Consider the following circuit: 

The Thévenin equivalent resistance ($$Omega$$) at Points A-B is most nearly:

A.   8
B.   12
C.   20
D.   26

The Thévenin equivalent resistance at Points A-B can be found by shorting all voltage sources and placing open-circuits for all current sources. The circuit in question only contains a $12 V$ independent voltage source, so we will replace this with a short circuit. 

Once the voltage source is shorted, we can see that the $6\Omega$ and $12\Omega$ resistors are in parallel with each other and in series with the $8\Omega$ resistor.

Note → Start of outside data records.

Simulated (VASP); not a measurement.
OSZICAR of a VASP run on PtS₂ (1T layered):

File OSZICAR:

Note: Resistors in parallel are represented with two verticle lines ($\left|\right|$) and the equivalent resistance of N resistors in parallel is calculated as follows:

$R_1\left|\right|R_2\left|\right|...\left|\right|R_{N-1}\left|\right|R_N = {\left(\frac{1}{R_1}+\frac{1}{R_2}+...+\frac{1}{R_{N-1}}+\frac{1}{R_N}\right)}^{-1}$

The Thévenin equivalent resistance can now be seen as 

$$\begin{gathered} R_{TH} = 6\Omega \left|\right|12\Omega + 8\Omega \\ = {\left(\frac{1}{6}+\frac{1}{12}\right)}^{-1} +8 \\ = {\left(\frac{2}{12}+\frac{1}{12}\right)}^{-1}+ 8 \\ = {\left(\frac{3}{12}\right)}^{-1}+ 8 \\ = 4+8 \\ = 12\Omega \end{gathered}$$

Therefore, we can conclude that the answer is B $12 \Omega$.